For the last three months I’ve been working on a project that combines my twin passions: music and computer programming. The problem is an interesting one, the formal name for it is ‘automatic music transcription’ and it is much harder than I ever thought it would be. I’m slowly getting a grip on the problem space, after a ton of exploratory programming. It seems so simple, doesn’t it? You just listen to music you hear piano, voice, guitar and a hundred other optional instruments collapsed into a single variable: a 16 bit value that indicates the volume at that particular point in time sampled at a high enough rate (say CD grade, 44100 Hz) for high fidelity playback.
Reversing that should be childs play, just listen to what is being played and write that down. It turns out that teaching a computer to listen to music is rather a hard problem. For one, that collapse causes you to lose a lot of information, and it also causes a lot of input signals to cancel out. That four note chord you just played still comes out as one set of samples. FFT to the rescue. Fast Fourier Transforms are one of many workhorses that signal processing software uses to transform those collapsed signals back into something that makes some sense from a musical perspective: frequency and intensity. This - again in theory - allows you to distinguish between the various signals in the input stream.
Each note has its own set of bins in the FFT output and you can look at those to figure out if a note is active at any given time or not. Of course, it is - again - not that simple. Every tone has its harmonics and those are sometimes even louder than the fundamental (for instance, up to roughly G1 the soundboard of a piano does not do much so you won’t hear the fundamental but you will hear the overtones and their modulation). So you need to distinguish between actual notes and harmonics. And of course you also need to ensure that you don’t strike a key over and over again if it is a sustained note.

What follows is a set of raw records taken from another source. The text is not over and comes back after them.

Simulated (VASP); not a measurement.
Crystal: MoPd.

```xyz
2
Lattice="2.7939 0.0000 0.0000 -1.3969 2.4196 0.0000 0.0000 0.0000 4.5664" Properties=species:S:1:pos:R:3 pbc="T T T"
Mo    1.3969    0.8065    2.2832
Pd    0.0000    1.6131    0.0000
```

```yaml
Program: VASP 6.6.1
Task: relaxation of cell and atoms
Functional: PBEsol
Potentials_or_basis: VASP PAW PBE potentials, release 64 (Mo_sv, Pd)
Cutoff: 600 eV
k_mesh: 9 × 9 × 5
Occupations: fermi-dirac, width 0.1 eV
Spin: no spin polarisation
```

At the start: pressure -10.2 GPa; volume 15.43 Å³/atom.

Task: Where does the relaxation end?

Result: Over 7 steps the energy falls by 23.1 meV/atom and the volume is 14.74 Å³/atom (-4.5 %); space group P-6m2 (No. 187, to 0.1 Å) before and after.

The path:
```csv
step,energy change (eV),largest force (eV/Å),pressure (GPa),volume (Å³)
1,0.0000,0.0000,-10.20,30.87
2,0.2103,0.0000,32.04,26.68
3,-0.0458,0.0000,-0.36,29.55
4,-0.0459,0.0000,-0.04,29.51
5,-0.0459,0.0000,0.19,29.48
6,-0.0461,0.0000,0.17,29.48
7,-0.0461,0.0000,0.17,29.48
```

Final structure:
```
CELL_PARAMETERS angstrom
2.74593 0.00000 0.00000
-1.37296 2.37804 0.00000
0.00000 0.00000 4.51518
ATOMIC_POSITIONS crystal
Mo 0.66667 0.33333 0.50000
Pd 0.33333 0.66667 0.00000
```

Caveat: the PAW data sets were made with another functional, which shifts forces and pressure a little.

The workflow for a particular input file looks like this:
mp3 file -> wav file (sox)
or
midi file -> wav file (fluidsynth)
Then
wav file -> midi file (my utility)
midi file -> wav file (fluidsynth once more)
wav file -> mp3 file (using lame)
In order not to be overwhelmed I’ve limited the project to solo piano at the moment. There are a lot of ways in which it could be expanded beyond that but I think if I go too broad in the beginning I’ll just end up getting overwhelmed and will give up. And just being able to reliably decode polyphonic solo piano would be a really neat result. Typical applications of this technology: piano tuition, generating scores for pieces for which no score is available (Automatic Music Transcription), re-instrumentation, transposition, midi out for a regular piano and so on.
At the moment I’m still far away from a result that is good enough for actual work. But here is some of the output to show you the state of the program as it is right now:
As you can see there is still a very long way to go. I’ve given myself about a year for this project, my original year end goal was about 50% accuracy, I’m already above that right now but progress is getting slower and tweaking the software to fix one problem usually creates another (or two) so it is much harder now to make a change that does not cause a regression for some other test. Even so I still have a ton of hopefully good ideas on how to keep going.